Fast and furious

Times Staff Writer

The most excitement the desert outside Palmdale ordinarily sees is tumbleweed skittering across the dust. But every Thanksgiving weekend, this strip of nothingness 30 miles north of L.A. is made over with a bit of shine and sparkle for A Day in the Dirt, the annual motocross-meets-the-movies event with rides and races, bands and barbecues, costumes, even skydiving.

In typical over-the-top Hollywood fashion, the racetrack has also been spiffed up with a bit of dramatic flair. Combining the two tracks at L.A. County Raceway into one, the 2 1/2-mile dirt track that is the focal point of the weekend features not only a mudhole jump but also a barn facade for riders to fly through.

By Friday, when the three-day event kicks off, a virtual city will have cropped up alongside the track. Decorated with couches and Christmas lights, and ringed by a white-picket fence, the Day in the Dirt camp is a lot like the artsy, Mojave Desert free-for-all Burning Man, but with bikes.

Held Thanksgiving weekend because it is the only four-day holiday in the film industry, A Day in the Dirt was just that -- a single day -- when it started in 1998. Two hundred were expected that year; 1,000 showed up. It expanded to three days in 1999.

Now in its sixth year, the event is expected to draw 5,000 spectators and 800 riders -- 200 stuntmen and -women, 300 extreme athletes and 300 miscellaneous film industry folk -- "grips, electricians, hairdressers, craft service, everything," said co-founder Jimmy Roberts, 36.

A career stuntman who has been riding dirt bikes since he was 4 years old, Roberts has done motorcycle stunts for dozens of top-tier films, including "M:I-2" ("Mission: Impossible 2"), "The Fast and the Furious" and the upcoming Ben Affleck thriller "Paycheck." He came up with the idea for A Day in the Dirt with his friend and fellow stuntman Kenny Alexander, 41.

Both Roberts' and Alexander's fathers were members of the Viewfinders, a movie-industry motorcycle club that hosted similar races in the '60s. Alexander's father was an electrician for the movies who also founded the Indian Dunes motorcycle park; Roberts' father is a legendary racer and stuntman who won 28 consecutive desert races in his day and, at age 61, will rev up and race this weekend.

Speed TV, a cable channel devoted to car and motorcycle racing, has said that A Day in the Dirt, with dozens of motorcycle superstars both old and young, has more past and present champions on the line at one time than any other race in history.

This year is no different. Motocross champ Jeff Ward and all-time supercross winner Jeremy McGrath are just two of the names who will be racing this weekend.

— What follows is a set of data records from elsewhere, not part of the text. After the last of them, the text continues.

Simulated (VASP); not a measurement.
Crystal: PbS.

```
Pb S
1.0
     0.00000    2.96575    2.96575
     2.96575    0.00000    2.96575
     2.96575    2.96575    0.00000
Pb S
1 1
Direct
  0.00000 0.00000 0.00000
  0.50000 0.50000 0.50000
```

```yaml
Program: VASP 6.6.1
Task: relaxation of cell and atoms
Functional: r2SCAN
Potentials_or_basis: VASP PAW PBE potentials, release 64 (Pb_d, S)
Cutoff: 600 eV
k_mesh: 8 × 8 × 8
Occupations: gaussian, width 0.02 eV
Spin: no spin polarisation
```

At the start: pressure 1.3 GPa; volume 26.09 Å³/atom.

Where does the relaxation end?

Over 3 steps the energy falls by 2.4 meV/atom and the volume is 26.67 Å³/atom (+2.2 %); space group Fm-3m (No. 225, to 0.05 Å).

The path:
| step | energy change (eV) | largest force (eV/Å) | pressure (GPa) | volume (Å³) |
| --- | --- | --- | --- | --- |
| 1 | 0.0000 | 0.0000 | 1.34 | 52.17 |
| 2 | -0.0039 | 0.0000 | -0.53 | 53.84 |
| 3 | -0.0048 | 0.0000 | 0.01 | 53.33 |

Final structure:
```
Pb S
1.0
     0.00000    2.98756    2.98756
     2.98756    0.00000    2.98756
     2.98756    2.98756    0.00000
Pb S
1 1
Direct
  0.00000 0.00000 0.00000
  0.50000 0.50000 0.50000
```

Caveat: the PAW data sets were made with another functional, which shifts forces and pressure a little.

"This is probably the only event that an everyday Joe can hang out with a superstar and camp with them and be in line to buy a Pepsi with them and be on the race course with 'em," said Troy Lee, 42, one of the event's sponsors.

Like Von Dutch, the California artist who defined the art of motorcycle pinstriping in the '50s and '60s, Lee is the artist whose gear and helmets define and dominate the look of today's extreme sports.

A major sponsor of today's top extreme athletes (from motocross and supercross to BMX and auto racing), Lee also has designed gear and bikes for a number of movies, including last summer's "Charlie's Angels: Full Throttle."

A sponsor of A Day in the Dirt since its second year, Lee is the main reason why the event is now as much about extreme sports as about the movies. According to Lee, it's a perfectly symbiotic relationship.

"They both idolize each other," he said.

During A Day in the Dirt, racers from both worlds will face off in a variety of events, including the Moto-A-Gogo, in which two-man teams take turns riding the course, and the Coup de Grace Survival Race, in which it's every man for himself for more than two grueling hours.

With so much talent on the track, you'd expect a little cash to change hands, but no money is at stake -- just goofball trophies.

In previous years, winners have taken home Elvis mannequins and painted refrigerators.

"A lot of these guys don't jump on anything unless they're making $50,000 or $100,000," said Lee. "These guys are out there just for fun."

Set to a soundtrack of buzzing motorbikes, A Day in the Dirt is a loud and colorful affair. With riders decked out in thousands of dollars' worth of splashy motocross gear, mini-skirted women cheering during Moto-A-Gogo and kids running around in layers of Mardi Gras beads, it is more than a race.

According to Alexander, "It's a party, a celebration, a reunion."

Susan Carpenter can be contacted at


A Day in the Dirt

Where: Los Angeles County Raceway, Palmdale

When: Fri.-Sun. Gates open at

7 a.m. Fri., with last practice at

3 p.m.; 6:30 a.m. Sat., last event

at 2 p.m.; 6:30 a.m. Sun., last

event at 12:30 p.m.

Cost: Adults, Fri. $10, Sat. & Sun. $15, 3-day pass $25; kids, Fri. $5, Sat. & Sun. $10, 3-day pass $15; 5 and under, free.